This year's survey rated the top 330 MSAs in terms of access to golf (45 percent of the total score), weather (25 percent), quality of golf (15 percent), and value (15 percent). We put an increased emphasis on weather (temperature and precipitation) this year.
Auburn-Opelika shines in the weather category, of course. Average daily high temperatures dip below 60 degrees only in December and January, and only barely then. With a burgeoning metropolitan area already filling up with all the industry, shopping and social amenities that big-city Atlanta offers (100 miles away), an education system that ranks among the top in the nation, and home prices that are nearly 25 percent below the national median, Auburn-Opelika has become the fastest growing region in the state and the fastest growing golf metro area in the country. (It has quadrupled its golf supply in the last 10 years with two new semi-private courses, but wasn't on our list in 2002, the last time Golf Digest ranked the best cities for golf in America.)
As longtime golfer, lifelong Auburn resident, president and CEO of AuburnBank Bob Dumas puts it, "Would I say this is a golf town now? Most definitely. We're a little spoiled, and we want it to stay that way."
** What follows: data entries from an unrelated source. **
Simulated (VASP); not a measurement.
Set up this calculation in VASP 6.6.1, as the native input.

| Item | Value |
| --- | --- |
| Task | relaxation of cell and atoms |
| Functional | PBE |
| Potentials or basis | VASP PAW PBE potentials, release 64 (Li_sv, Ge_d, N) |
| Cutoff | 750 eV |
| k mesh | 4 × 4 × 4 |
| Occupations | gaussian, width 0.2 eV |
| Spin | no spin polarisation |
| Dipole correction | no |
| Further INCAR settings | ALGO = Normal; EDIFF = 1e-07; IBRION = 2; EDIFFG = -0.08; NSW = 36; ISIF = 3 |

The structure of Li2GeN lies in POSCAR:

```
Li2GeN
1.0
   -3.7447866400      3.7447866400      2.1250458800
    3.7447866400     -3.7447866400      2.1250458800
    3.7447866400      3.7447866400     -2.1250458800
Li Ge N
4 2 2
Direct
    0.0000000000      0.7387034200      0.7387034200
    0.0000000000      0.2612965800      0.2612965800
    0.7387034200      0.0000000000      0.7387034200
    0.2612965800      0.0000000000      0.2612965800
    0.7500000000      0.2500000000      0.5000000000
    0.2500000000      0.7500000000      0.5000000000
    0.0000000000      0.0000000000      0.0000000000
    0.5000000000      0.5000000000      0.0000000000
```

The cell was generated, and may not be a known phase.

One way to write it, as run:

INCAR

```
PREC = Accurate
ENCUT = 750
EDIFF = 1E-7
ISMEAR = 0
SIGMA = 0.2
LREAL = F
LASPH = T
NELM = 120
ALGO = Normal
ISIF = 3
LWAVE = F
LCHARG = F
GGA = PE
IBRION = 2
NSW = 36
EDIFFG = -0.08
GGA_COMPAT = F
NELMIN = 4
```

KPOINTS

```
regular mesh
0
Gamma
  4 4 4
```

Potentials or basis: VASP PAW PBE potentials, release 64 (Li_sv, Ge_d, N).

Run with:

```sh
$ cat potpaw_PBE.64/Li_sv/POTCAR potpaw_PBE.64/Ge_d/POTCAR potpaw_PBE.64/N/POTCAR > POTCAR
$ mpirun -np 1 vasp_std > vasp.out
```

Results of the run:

Still, for all its rapid growth, Auburn and Opelika remain true to their small-town birthright. It's still the kind of place where they'll make you the best-tasting fresh-squeezed lemonade on the planet one glass at a time, like they do at Toomer's Drugs. It's still the kind of place where a family says grace before digging into their biscuits and gravy at Chappy's Deli, and it's still the kind of place where when a stranger walks into the Winn-Dixie looking lost, four people will come up and ask him if he needs some help, and only three of them will be employees. Those intangibles don't exactly factor into our survey, but they ensure that we've selected a worthy winner.